I have this kind of random list of questions to ask God when I get on the other side. Some of them are The Big Questions. Why do 15-year old crackheads get pregnant so easily when my friend Jamie, who would be a world-class mother, can’t? Why are people supposed to make huge decisions like who to marry, and have babies, in their 20’s when they don’t know anything about anything yet?
Stuff like that. But I have some small questions, too, that really nag at me.
Like, WHY ARE ZUCCHINI PLANTS SO PROLIFIC? I mean, how much can one family eat?! It’s not even like people LIKE zucchini that much, if my kids are any indicator. Why can’t raspberry plants produce so much??
The amazing thing is that I seem to plant MORE THAN ONE plant each year. Why do I do this?? When I pick up my produce from Jacob’s Cove each Monday, I get my allotment of wonderful things like multi-colored cherry tomatoes, and unusual greens, and beets. And then they point at these giant boxes and say, “TAKE ALL YOU WANT OF THE SQUASH.”
I heard this joke once about someone coming from out of state to visit a Utah friend. One the way home from the airport, the friend stops at 7-11 for a drink and leaves the door unlocked to go inside. Then they stop for lunch at a restaurant and she again leaves the door unlocked to go inside. Then they go to church and she LOCKS THE DOOR. The out-of-state visitor said, “Uh, that’s random. You don’t lock your car at 7-11 or a restaurant–why at church?” The Utahan whispers, “It’s zucchini season! When we get out of church, if we don’t lock it, the car will be full of squash!”
There’s this “Share the Bounty” shack near my house somebody built. (Cool idea, right?) This time of year, it’s All Zucchini All The Time.
I put some of my favorite squash recipes in Ch. 5 of 12 Steps to Whole Foods and the Jump-Start recipe collection. Zucchini pitas, carpaccio, and cookies. I love spiraled, raw or barely-steamed zucchini “noodles” instead of pasta. (Pizza Factory makes them, if you’re local.)

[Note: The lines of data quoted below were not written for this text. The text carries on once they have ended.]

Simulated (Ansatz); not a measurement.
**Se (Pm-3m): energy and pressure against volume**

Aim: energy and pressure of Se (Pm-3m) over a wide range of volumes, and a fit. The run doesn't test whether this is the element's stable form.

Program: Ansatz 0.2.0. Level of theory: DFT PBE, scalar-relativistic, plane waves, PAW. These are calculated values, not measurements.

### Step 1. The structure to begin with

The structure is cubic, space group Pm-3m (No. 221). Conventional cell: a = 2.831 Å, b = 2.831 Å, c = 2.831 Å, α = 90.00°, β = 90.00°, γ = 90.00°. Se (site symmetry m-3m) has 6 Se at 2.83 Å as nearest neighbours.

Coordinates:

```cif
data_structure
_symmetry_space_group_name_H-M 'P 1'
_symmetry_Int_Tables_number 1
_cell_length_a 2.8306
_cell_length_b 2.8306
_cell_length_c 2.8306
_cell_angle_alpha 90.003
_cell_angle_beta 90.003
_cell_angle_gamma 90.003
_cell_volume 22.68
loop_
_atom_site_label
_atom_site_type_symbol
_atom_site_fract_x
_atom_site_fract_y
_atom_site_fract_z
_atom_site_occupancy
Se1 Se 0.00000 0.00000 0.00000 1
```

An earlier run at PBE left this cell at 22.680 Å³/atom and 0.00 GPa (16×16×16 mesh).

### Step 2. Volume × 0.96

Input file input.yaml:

Did you know squash leaves are edible? Throw them in your green smoothies!
Please tell me what you do to dig your way out of zucchini hell! Favorite recipes welcomed here! (My kids are sick of all my ways to slip squash into the dinner . . . yesterday I texted my 17-y.o. telling him when to come home to eat, and I had to entice him by saying, “It’s a NO-SQUASH meal!)